Originally posted by Green 912
Being able to pump up pressure and maintain it but have the pedal go to the floor after releasing points to air in the system not a bad MC. A bad MC would let the pedal drop after you pumped it up and held it. No loss of fluid points away from a bad MC as well. Get a Motive Pressure bleeder if you don't already have one. Put a quart of your fluid of choice in it, follow the directions and flush the brakes out.

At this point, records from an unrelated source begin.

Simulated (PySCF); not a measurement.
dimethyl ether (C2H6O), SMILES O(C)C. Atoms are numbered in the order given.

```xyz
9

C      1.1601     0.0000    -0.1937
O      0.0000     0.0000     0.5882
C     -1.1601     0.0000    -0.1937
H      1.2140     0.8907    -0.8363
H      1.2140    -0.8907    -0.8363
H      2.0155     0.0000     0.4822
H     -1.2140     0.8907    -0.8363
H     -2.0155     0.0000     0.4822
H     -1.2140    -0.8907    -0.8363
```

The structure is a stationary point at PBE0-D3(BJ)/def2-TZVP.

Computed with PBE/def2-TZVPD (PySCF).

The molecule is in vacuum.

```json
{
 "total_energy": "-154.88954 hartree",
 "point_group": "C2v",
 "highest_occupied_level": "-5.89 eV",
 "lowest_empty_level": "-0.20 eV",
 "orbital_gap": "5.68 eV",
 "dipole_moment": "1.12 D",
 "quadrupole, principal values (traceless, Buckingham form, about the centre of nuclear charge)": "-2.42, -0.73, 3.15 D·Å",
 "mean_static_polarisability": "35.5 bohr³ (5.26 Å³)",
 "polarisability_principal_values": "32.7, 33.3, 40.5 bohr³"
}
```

Another trick to do is preset the pistons. After you push the pistons back in the calipers in order to install new pads they can sometimes have too much pull back as they then move foward to meet with the new pad backing. This is more prevalent after a rebuild but can happen on pad replacements as well. What happens is the piston draws back too much between pressure strokes and the next time the pedal is pushed some of the MC stroke is spent making up the larger than normal pad to rotor gap. Remove each pad one by one and pump the pedal enough to move the piston in enough so the pad will not fit. Now move the piston BACK just enough that the pad can be wiggled back in. It is important the the piston be moved BACK to make the space and not pumped forward. Do this to all pads that have pistons one at a time. Many a wrench as flushed himself silly trying to get air out that was not there after a brake rebuild.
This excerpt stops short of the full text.